As part of my own ideological evolution, which I referred to in an earlier post, I have come to believe that no single measure should be completely determinative and that students (and others) should have not only multiple measures of their capacity but multiple opportunities to demonstrate it. There was a time when my faith in testing was greater than it is today, when I thought that a single test could serve as a proxy for a pile of judgments. But my view now is that the test matters—it reveals whether students have mastered what was taught (math, for example) or what they learned in their home environment (vocabulary, concepts). But it is also the case, as I readily admit, that some students are not good test-takers and that some tests are simply not very good tests. Therefore, I would not want to have anyone’s life or career or year in school judged by a single test score.

We know that college admissions, for example, depend on a range of measures. Admissions officers consider many pieces of evidence: grades, test scores, the student’s essay, letters of recommendation, and other signifiers of the student’s readiness and motivation for college-level work. The more competitive the college, the likelier it is to have this elaborate process of review. Granted, schools do not have the time or resources to make so nuanced a decision about every student every year. Tests are a shortcut for saving time and resources. The danger—and I agree with you that the danger has turned into a present-day reality—is that the tests become not only a shortcut, but the only means of judgment, a substitution for human decision-making and for the multiple measures that should be considered when the stakes are high (promotion, graduation).

I disagree with you about the “expertise” involved in deciding what kids “should” be reading. Those decisions are made all the time. They are made by textbook publishers and editors. The results of those decisions are to be found in the literature textbooks used in the majority of American public schools. When I was writing “The Language Police,” I ordered every mass-market literature textbook used in the schools. I was really chagrined; the decisions had been made, and from my point of view, they were uniformly awful. I am a strong believer that literature taught in schools should be a mix of the classic and the modern, but that it should all be really wonderful literature by someone’s lights. What I found instead was about 30-40 percent good literature, classic and new, and a lot of assorted trivia. Also a huge proportion of the books devoted to graphics and blank space.

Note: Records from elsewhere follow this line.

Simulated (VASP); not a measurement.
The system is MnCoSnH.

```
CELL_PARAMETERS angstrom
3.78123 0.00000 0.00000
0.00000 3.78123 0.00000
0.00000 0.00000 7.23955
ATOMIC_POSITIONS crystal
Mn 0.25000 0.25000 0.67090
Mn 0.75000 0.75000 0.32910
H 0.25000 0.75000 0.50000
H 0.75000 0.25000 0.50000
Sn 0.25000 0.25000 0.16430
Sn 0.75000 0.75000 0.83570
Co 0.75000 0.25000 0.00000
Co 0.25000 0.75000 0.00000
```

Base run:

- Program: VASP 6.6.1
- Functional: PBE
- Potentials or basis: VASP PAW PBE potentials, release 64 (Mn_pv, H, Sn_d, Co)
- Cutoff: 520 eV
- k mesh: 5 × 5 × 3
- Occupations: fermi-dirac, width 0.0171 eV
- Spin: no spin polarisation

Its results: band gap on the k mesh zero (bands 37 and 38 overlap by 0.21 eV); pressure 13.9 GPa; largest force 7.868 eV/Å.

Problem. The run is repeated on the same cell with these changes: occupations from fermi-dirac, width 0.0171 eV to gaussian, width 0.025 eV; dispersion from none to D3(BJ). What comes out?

I don’t know whether or not you agree with me about the importance of classic literature (I am referring here not to the ancients, but to English and American writers who are generally acknowledged to be worth reading like Shakespeare, Donne, Mill, Thoreau, Dickinson, Longfellow). To make my case, I prepared two anthologies, “The American Reader” (1991), which is multiculturally American, and “The English Reader” (2006), which I edited with my son Michael. Sorry to be self-referential, but these books were my attempt to gather the wonderful things that are usually left out of the prescribed curriculum in the literature textbooks, and to save busy teachers the time required to find all these pieces. To anyone who says, “but that’s not what I would choose,” I say, “okay, choose your own.” No problem.

I know, having studied the history of curriculum, that the content of history textbooks and literature textbooks changes from generation to generation. So it has been and so it ever will be. But we should not throw out all we have known in the past as irrelevant. That way lies a generation with no common grounds for discussion and debate, with no songs to sing communally. That way leaves to commercial interests all that we know.